RELATED: Roberts reflects on 20 years of defending death with dignity
After leaving the governor’s office, Roberts served as the director of the state and local government executive programs at Harvard University’s Kennedy School of Government, and as a senior fellow at the Harvard Women and Public Policy Program. She later served as the associate director of leadership with the Portland State University’s Hatfield School of Government, before retiring in 2005.
On Dec. 7, Roberts will celebrate her 80th birthday in a benefit for Compassion and Choices, the nation’s largest nonprofit focusing on end-of-life consultation and education. Tickets are available through Eventbrite.com.
“I have never been intimidated by adversity and I have never backed away from a challenge,” she said on the night she was elected governor in 1990. The words hold true a quarter of a century later, as Roberts continues to travel and speak as a senior statesman on issues of progressive politics, end-of-life choices and empowering women in government, an issue particularly important to the former governor as we discuss the results of the presidential election.
Barbara Roberts: It’s very disappointing to me. I know what it means to be the first woman holding a major office as the first woman governor of this state. I’m very excited about our second woman governor being elected by such great numbers on Tuesday, and then to watch the surprising and disappointing outcome on the presidents’ race – it will take a while to recover from that.
But the truth is we can’t just stand back and whine. It doesn’t solve anything. We have to move forward, we have to work together, and there are millions of young women – and thousands in this state – who worked on this campaign and got so involved. What we need to do is take that energy and intelligence and that passion and put it in to some other useful ways that those women can contribute. And that’s one of my aims, is to see how many of those young women we can get involved.
It’s not just young women, it’s young men, too. We want to encourage those young people who care that much and find a way to involve them in our culture in useful ways and productive ways and positive ways. We don’t want them to be just turned off and go away.
J.Z.: How do we do that? How are we going to keep the next generation of young women engaged in politics and running for office?

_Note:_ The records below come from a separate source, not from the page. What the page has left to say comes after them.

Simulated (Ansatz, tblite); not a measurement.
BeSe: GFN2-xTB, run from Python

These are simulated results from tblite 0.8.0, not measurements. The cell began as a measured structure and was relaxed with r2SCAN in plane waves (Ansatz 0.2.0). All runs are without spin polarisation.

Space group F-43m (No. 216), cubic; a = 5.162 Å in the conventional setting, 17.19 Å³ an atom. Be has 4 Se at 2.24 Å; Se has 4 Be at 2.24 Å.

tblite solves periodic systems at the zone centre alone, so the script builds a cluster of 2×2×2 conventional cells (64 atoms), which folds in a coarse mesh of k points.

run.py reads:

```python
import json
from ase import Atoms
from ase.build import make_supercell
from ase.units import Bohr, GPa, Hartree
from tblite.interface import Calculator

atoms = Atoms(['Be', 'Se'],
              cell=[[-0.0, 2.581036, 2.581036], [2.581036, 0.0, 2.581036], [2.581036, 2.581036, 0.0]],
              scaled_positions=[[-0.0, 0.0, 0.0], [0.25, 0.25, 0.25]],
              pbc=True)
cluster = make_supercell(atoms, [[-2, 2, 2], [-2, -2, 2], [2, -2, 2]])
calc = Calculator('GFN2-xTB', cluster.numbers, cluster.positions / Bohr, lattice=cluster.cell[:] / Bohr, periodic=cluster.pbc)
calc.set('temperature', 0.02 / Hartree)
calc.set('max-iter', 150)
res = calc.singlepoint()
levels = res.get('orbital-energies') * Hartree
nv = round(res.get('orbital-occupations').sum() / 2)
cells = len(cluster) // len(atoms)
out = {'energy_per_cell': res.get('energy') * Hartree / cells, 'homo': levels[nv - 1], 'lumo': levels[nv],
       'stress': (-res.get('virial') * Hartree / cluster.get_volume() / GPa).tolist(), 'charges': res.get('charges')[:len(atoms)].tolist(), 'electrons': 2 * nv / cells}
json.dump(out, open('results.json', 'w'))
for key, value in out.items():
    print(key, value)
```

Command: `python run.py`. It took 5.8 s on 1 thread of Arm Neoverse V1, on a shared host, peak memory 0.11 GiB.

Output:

B.R.: I think women like myself, who have worked to help other women run before, who have worked with the Women’s Resource Center at Portland State (University) to train women, to teach women, to get young women to think of themselves as serving and being elected – we have to continue that. We have to step forward and continue to be the mentors and be the role models. If I just threw up my hands and said this is so awful I can’t contend with it, then that wouldn’t be very useful. But if I say to those young women, we’ve lost before, we can come back. This is a huge loss for women in this country and for women’s history, but this is not the ultimate loss, so our job is to make sure we can move forward to the next opportunity and we’ll be ready. And I think young people are ready for that. We’ve got to engage them. We’ve got to give them places they can make a difference, where they can contribute, where they can spend their time and passion and energy, and I think we can do that.
J.Z.: And the environment among the voters is probably 180 degrees from even when you were running for office as secretary of state. That today a woman, like the governor did in this election, could receive support that is so overwhelming.
B.R.: Kate Brown and Ellen Rosenblum won by over 50 percent in races where one of them had five opponents. To get even 50 percent in a race with five or six candidates is very difficult to do. You have to be really accepted by the electorate, and obviously those two were.
We’ve seen a woman win another seat on the Portland City Council.
The Multnomah County Commission has five women on it. We’ve had that before, but it’s been a long time. And three of those women – the majority – are women of color. That’s never happened before. I think we in Oregon have a lot to feel very good about.
The people stepped up for election financing reform in Portland, for funding housing for low-income and homeless people, for funding programs for the veterans of this area. So I think we can feel pretty good about Oregon voters right now.
I think it just means you have to work harder and step up, and not give in and not give up.
J.Z.: Given the changes in politics for women, do you ever wish you were governor today? Do you think the times would be easier?
B.R.: I look back when I took the governorship in 1991; Measure 5 had just passed, which from that day forward really underfunded schools. It was just devastating statewide. And the spotted owl crisis was going on, which was a massive economic and social change in Oregon, and particularly in the rural areas, it was very, very devastating. So it was a really tough time to serve. But I never regretted being there in the tough times. Somebody had to do it, and I wasn’t afraid of the tough stuff, and Kate Brown is the same kind of governor. She will step forward and she will do what needs to be done. I’m feeling very confident.
J.Z.: What does it mean to you to have this kind of celebration for your 80th birthday?
B.R.: At 80, I’m looking at a different time in my life in a lot of ways, and I wanted to do a benefit for something that I really care about, something that I thought was socially important and culturally important, and is something I really believe in. And Compassion and Choices, the Death with Dignity law, filled that completely. So it was an ideal match for me to say at 80 years old, this is something I really care about. End of life is not too far away when you get to 80, and you start thinking about it in different ways. But it wasn’t a negative approach to this, it was just how much I love the work the organization does and how critical I think it is for our state and for our nation.